One Dumpster Away


(Second dumpster filled up by three pm. Photo Socotra).

I had a chance to ponder many things after I got Spike to Pellston Regional airport for his (gulp) 0540 flight. They must originate the string-of-pearls routes here, places like Cheboygan and Alpeena being the next stops on the way to a great hub at Detroit or Chicago. You have to start somewhere, I imagine, since no one in a real town would get up this early to insert themselves into the air traffic system.

The village adjacent to the airport- no grand “International” in the name- was silent at quarter to five. The approach lights to the field and the navigation strobes lit the night with strange vigor, like a garage light left on after the owner has gone to bed.

Spike stuck his hand in the window of The Beast after I asked him to check and ensure his airplane was really there and his departure was for real. “I can’t thank you enough for coming,” I said. “This would have killed me.”
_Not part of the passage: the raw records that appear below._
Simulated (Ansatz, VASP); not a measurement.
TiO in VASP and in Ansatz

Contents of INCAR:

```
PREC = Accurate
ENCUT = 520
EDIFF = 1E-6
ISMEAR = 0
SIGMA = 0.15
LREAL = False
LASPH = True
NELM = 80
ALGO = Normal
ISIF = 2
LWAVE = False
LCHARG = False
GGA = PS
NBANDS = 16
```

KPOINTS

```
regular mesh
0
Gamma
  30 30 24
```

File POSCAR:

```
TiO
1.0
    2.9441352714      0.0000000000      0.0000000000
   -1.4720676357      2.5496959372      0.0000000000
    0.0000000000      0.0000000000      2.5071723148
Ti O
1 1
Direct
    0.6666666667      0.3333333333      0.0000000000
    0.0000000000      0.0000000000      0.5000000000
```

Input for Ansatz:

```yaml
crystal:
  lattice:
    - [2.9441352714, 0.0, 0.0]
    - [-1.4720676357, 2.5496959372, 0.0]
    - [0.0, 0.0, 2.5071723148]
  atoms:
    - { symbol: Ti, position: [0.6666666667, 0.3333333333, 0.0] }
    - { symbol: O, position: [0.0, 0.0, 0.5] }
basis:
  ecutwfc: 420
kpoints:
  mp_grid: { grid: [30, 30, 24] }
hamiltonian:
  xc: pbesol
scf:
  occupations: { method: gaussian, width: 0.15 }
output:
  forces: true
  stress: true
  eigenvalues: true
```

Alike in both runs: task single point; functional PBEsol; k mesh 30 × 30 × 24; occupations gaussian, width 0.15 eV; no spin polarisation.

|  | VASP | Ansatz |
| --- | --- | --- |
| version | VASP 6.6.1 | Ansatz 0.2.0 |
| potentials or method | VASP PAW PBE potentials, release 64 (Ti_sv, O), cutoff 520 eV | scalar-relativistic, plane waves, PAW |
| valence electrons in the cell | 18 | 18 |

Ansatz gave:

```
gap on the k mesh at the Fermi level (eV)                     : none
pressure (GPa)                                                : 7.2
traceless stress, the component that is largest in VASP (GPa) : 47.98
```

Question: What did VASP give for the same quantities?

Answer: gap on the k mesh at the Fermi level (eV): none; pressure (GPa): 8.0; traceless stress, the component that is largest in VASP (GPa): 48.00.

“I had to be here,” said my brother.

“And you get to leave,” I said. But I grinned. “There really isn’t that much left that we cannot throw away.”

(Spike finds another pile of crap. Photo Socotra).

I returned to the house thirty miles south, exchanging flickers of high beams with the oncoming traffic. There was no artificial sweetener in the kitchen to doctor the coffee, the jar that contained the yellow envelopes having disappeared in the chaos of the previous afternoon and the wreckage of the Chinese take-out that constituted dinner.

I drank my morning pot with Pond Hill Farm raw honey, which has been lingering in the fridge from a couple trips back. It is filling me with energy, and a certain unwarranted optimism that I can get this task done and get on with life.

I curled up with the email I had ignored the day before in my makeshift office on the card table in the kitchen. I read one thoughtful note about the statistical likelihood that voters make up their minds about the Presidential election six months before the actual voting.

That makes the decision point next month. The old slogan “Are you better off now than you were four years ago?” has a certain resonance, don’t you think? I have to say, that all things being equal, I am better off. At least I have an idea about my future and some major things that will not be in it.

Notably, that includes this wonderful house, this spectacular view, and the crushing weight of all the things that filled this space: files, notes and knick-knacks.

Raven and Big Mama were the last of each of their generations, and they never could bear to part with anything that came their way, and Big Mama loved to organize it, annotate where appropriate, and jam into some box or cranny.

Me? I am emotional. I had drinks at the end of Day Two with the expectation that we were essentially done with the job. I was so wrong. I have come to hate the crap that once was the backdrop to my life, and to those I love.

A second dumpster is full to overflowing, and it is that steel rectangle that stands between me and freedom.

That is not to say that I could not walk away from the mess as is. I have some great friends- Pam-the-Renter is a salt-of-the-earth gal who swears she will give the place a dusting when I am gone, even though we know the place is going to be gutted in the remodeling.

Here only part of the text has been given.